Retriever
Defines an abstract base class to create a retriever.
This module provides the BaseRetriever class, which serves as a foundation for implementing retrieval systems in Gen AI applications using the BaseDataStore from gllm-datastore.
BaseRetriever()
Bases: Component, Generic[T]
An abstract base class for retrievers.
This class defines the interface for retriever components, which are responsible for retrieving relevant documents or information based on a given query.
The type parameter T defines the return type for single query retrieval, allowing subclasses to specify their own return types: - list[Chunk] for vector/fulltext retrievers - pd.DataFrame for SQL retrievers - dict[str, Any] for graph retrievers - Any custom type for specialized retrievers
The base class provides orchestration for: - Single vs batch query handling - Concurrent batch processing - Common parameter management
Subclasses must implement the core retrieval logic in _execute_retrieval.
Initialize the BaseRetriever.
Subclasses should override this to accept their specific dependencies (e.g., data_store, api_client, graph_db, etc.).
retrieve(query, query_filter=None, **kwargs)
abstractmethod
async
retrieve(query: str, query_filter: FilterClause | QueryFilter | None = None, **kwargs: Any) -> T
retrieve(query: list[str], query_filter: FilterClause | QueryFilter | None = None, **kwargs: Any) -> list[T]

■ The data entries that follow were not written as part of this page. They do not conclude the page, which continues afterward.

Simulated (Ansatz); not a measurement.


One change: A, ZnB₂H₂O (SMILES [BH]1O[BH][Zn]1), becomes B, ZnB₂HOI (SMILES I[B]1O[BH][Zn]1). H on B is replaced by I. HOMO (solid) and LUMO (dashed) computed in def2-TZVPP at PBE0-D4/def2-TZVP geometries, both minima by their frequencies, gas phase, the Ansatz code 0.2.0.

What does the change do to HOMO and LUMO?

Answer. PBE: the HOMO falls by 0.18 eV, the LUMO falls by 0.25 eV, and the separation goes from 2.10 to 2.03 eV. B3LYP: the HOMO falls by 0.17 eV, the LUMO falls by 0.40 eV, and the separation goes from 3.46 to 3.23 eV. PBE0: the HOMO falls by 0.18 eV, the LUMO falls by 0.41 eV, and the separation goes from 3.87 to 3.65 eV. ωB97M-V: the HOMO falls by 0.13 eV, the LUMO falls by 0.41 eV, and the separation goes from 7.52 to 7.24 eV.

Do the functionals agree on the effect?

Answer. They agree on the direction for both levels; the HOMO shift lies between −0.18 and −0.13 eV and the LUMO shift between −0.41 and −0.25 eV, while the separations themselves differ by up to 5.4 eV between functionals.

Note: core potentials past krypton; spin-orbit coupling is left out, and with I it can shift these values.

Retrieve data based on the query.
This method should be implemented by subclasses to define the specific retrieval logic. The return type is determined by the type parameter T.
Parameters:
| Name | Type | Description | Default |
|---|---|---|---|
query
|
str | list[str]
|
The query string or list of query strings to retrieve data. If a list is provided, retrieval is performed for each query and results are returned as a list of T. |
required |
query_filter
|
FilterClause | QueryFilter | None
|
Filter criteria for the retrieval. Can be a single FilterClause or a composite QueryFilter. Defaults to None. |
None
|
**kwargs
|
Any
|
Additional parameters for the retrieval process. Common parameters include: 1. top_k (int): Maximum number of documents to retrieve. 2. threshold (float): Minimum score threshold for filtering results. 3. timeout (float): Maximum time in seconds to wait for retrieval. |
{}
|
Returns:
| Type | Description |
|---|---|
T | list[T]
|
T | list[T]: Retrieved data. Returns T for single query, list[T] for batch queries. The type depends on subclass implementation: 1. list[Chunk] for vector-based retrievers. 2. pd.DataFrame for SQL-based retrievers. 3. Other types as defined by specific implementations. |
Raises:
| Type | Description |
|---|---|
NotImplementedError
|
If the method is not implemented by subclass. |